Zimbabwe Human Rights Association is facing charges related to alleged electoral offenses and will not be cleared to observe the referendum, said the election commission's acting head Joyce Kazembe. Officials with the group, also known as ZimRights, have been accused of the illegal possession of voter registration forms and fraud in obtaining them. The group denies any wrongdoing.

Most independent civic groups say they will boycott vote monitoring Saturday if any activists are barred access to observe polling.

Police loyal to President Robert Mugabe have intensified raids and arrests targeting activist groups in recent weeks and have seized from offices documents and equipment, including cheap radio receivers that can tune in to stations not controlled by Mugabe's local broadcasting monopoly.

Mugabe's spokesman George Charamba said the government was investigating what he called the recent illegal importation of the cheap radio receivers, according to Wednesday reports from the state Herald newspaper, run by Mugabe loyalists. Charamba said the devices were imported with the assistance of diplomats he did not identify. The hand-cranked radios, also capable of sending data on 3G mobile phone networks, are British made.

Charamba said the foreign ministry in Harare planned to summon the head of the embassy concerned but did not elaborate.

"We are also investigating whether it has such a mandate within its terms of reference to engage in such work," Charamba said, according to The Herald.

British officials said Ambassador Deborah Bronnert was not summoned to Foreign Minister Simbarashe Mumbengwegwi's office by late Wednesday.

The Herald alleged the radios were distributed to Western-backed rights and pro-democracy groups plotting for "regime change" against Mugabe's party. Mugabe led the nation to independence from Britain in 1980 but was forced by regional leaders to join a coalition government with the former opposition leader, Prime Minister Morgan Tsvangirai, after the last violent and disputed elections in 2008.

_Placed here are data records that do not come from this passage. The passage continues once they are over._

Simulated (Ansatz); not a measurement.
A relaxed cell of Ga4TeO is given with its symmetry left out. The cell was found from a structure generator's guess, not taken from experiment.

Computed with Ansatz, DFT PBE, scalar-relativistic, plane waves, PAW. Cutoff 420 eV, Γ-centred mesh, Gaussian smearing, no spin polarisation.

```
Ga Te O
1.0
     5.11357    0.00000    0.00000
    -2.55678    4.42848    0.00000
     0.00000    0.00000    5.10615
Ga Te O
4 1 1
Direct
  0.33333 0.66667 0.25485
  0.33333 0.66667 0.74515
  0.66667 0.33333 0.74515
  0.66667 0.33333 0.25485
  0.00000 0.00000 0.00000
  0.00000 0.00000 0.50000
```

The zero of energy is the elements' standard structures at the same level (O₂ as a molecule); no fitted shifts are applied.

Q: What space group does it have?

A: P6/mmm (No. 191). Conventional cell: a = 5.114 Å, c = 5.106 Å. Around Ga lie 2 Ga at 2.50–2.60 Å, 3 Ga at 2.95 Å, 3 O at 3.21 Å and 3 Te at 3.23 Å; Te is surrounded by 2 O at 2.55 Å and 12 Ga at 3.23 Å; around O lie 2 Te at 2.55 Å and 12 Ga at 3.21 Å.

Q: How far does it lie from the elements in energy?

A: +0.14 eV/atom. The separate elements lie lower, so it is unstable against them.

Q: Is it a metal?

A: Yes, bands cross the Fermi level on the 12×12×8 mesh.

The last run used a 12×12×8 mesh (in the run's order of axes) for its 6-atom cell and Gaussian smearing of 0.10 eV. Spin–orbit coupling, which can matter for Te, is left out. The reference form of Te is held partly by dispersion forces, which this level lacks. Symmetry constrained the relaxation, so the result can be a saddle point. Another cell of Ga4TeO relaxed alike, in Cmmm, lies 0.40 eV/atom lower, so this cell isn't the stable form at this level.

Western nations have imposed banking, business and travel restrictions on Mugabe and his party leaders, alleging their involvement in a decade of human rights violations and political repression.

Charamba described the radios as a gadget designed to subvert electoral processes and its importers had "a sinister intention to suggest to the world that the government of Zimbabwe is so absurd as to stop the distribution of radios" at election time.

Outlining concerns about the device, The Herald said U.S. movie actor Tom Hanks was a goodwill ambassador for the British firm making it and attributed to him remarks that had the technology been available in the Cold War it could have ended Soviet repression and "brought the Soviet Union to its knees" long before its eventual collapse.

After independence in 1980, Mugabe and his Zanu-PF party maintained close ties with Soviet leaders.

The Herald claimed Hanks lent his name to supporting the radios without batteries, costing about $30, after he said he "immediately saw the impact it could have on the impoverished people in Africa and the world."